Mary or Martha?
The visit of Jesus to the home of his friends Lazarus, Martha and Mary is a challenging and thought provoking incident in the gospel for us. You often hear people ask “are you a Martha or a Mary?” Some say, ”It is all very well Mary sitting at the feet of Jesus and Jesus saying she has chosen the better part but that doesn’t put the food on the table.” What Mary was doing was listening to Jesus. Her whole attention was on him. You could say that hers was an attitude of contemplation.
One of my favourite writers is the Trappist monk, Thomas Merton. He died in 1968. One of his earliest book was “New Seeds of Contemplation” which I first read when I was twelve. He writes contemplation is an awaking to a whole new level of reality, which cannot be clearly explained. “It can only be hinted at, suggested, pointed to, symbolised.” There is an obvious tension between action and contemplation in our lives. We need both.

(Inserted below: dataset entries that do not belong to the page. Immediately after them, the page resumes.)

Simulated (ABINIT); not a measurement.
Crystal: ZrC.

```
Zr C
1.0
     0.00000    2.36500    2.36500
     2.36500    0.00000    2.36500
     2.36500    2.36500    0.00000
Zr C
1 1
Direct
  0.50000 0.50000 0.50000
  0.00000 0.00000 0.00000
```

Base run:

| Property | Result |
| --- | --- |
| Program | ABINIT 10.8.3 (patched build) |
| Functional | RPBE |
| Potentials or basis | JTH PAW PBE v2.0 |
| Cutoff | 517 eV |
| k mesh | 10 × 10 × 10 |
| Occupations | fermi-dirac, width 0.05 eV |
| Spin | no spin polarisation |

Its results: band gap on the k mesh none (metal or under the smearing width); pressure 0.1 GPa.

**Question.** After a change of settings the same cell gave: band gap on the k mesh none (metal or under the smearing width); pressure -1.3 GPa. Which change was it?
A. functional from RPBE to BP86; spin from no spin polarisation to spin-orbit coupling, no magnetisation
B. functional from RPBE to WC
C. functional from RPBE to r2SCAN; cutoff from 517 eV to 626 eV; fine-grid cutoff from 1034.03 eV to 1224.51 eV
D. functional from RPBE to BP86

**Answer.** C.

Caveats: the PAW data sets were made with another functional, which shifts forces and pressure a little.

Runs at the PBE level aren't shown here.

But Jesus said to Martha, that Mary has chosen the better part. It is easy to imagine that action, work, is being down graded by that remark of Jesus. Yet he is reminding us to make contemplation an essential part of our everyday life. To be contemplative is to discover the true God at the very centre of our being and that we are nothing apart from God. With this discovery a new life dawns. We are liberated from selfishness. “The ego-self (which in reality is a false self) is discarded like “an old snake skin” (to use Merton’s words) and we come to recognise our true self which all the while has been hidden in God.” (William H. Shannon).
When we were re-designing the sanctuary in my last parish we commissioned the artist to sculpt Mary sitting at the feet of Jesus on the front of the Ambo (from where we proclaim the Word of God at Mass). Mary was in an attitude of listening. She was being in the presence of Jesus. She was in an attitude of contemplation. Without giving time to being present to God, then we are in danger of living on the surface of life.
Many of us are living active and busy lives but without a time of contemplation and prayer then our life becomes unbalanced. We have a saying “All work and no play makes Jack a dull boy”. Perhaps we need to change this to say “All work and no prayer (contemplation) make Jack or Jill not only a dull person but not truly alive.”